Thomas Palmer Band


 The steamboat "Wm. Gaston" carried the remnants of Pascofas Oklocknee Seminoles down the coast of Florida towards their new homes in Indian Territory.
Pascofa was called the "Scourge of Florida" by the Florida Territory newspapers. His warriors had carried on a relentless war against white settlers and U.S. Troops.

Finally, his people weary, starving, and destitute, Pascofa agreed to meet Col. Hitchcock of the 3rd Infantry on January 9, 1843.
They were given a military salute with cannons as they came in. An elder woman of the band stated o the officers that babies had been put to death
 as a means of preventing the capture of the entire group.  

The band was placed on the boat and carried out to sea. Legend states that Pascofa and his band looked silently upon the shores of their beloved Florida.
Tears filled their eyes as they began to lose sight of their land, then the wails and cries could be heard by the soldiers on the shore.
The band was taken to Jefferson Barracks, New Orleans.

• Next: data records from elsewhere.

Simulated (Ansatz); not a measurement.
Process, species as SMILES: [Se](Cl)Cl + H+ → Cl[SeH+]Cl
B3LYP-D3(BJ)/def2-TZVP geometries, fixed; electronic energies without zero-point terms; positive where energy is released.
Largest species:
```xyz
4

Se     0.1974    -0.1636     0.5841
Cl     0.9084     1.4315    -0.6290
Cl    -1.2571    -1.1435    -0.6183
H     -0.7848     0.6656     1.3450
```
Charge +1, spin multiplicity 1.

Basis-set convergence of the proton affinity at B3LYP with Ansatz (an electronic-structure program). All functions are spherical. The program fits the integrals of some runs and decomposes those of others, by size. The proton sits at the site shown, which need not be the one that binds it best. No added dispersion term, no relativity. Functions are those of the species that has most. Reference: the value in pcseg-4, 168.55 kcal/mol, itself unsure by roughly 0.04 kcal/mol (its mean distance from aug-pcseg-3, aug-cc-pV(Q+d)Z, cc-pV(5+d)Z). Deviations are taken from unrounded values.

In Indian Territory this Band joined the Eufaula Band but were led separately by Pascofa who became a respected leader among the Seminoles.

Other noted leaders include Chief John F. Brown the last Chief before statehood, Alice Davis
First Woman Chief and Tribal Secretary, Thomas Palmer (1897) for whom the band is named.
The Thomas Palmer Band proudly upholds the traditions of the Seminole Nation and is a vital part of the tribal government.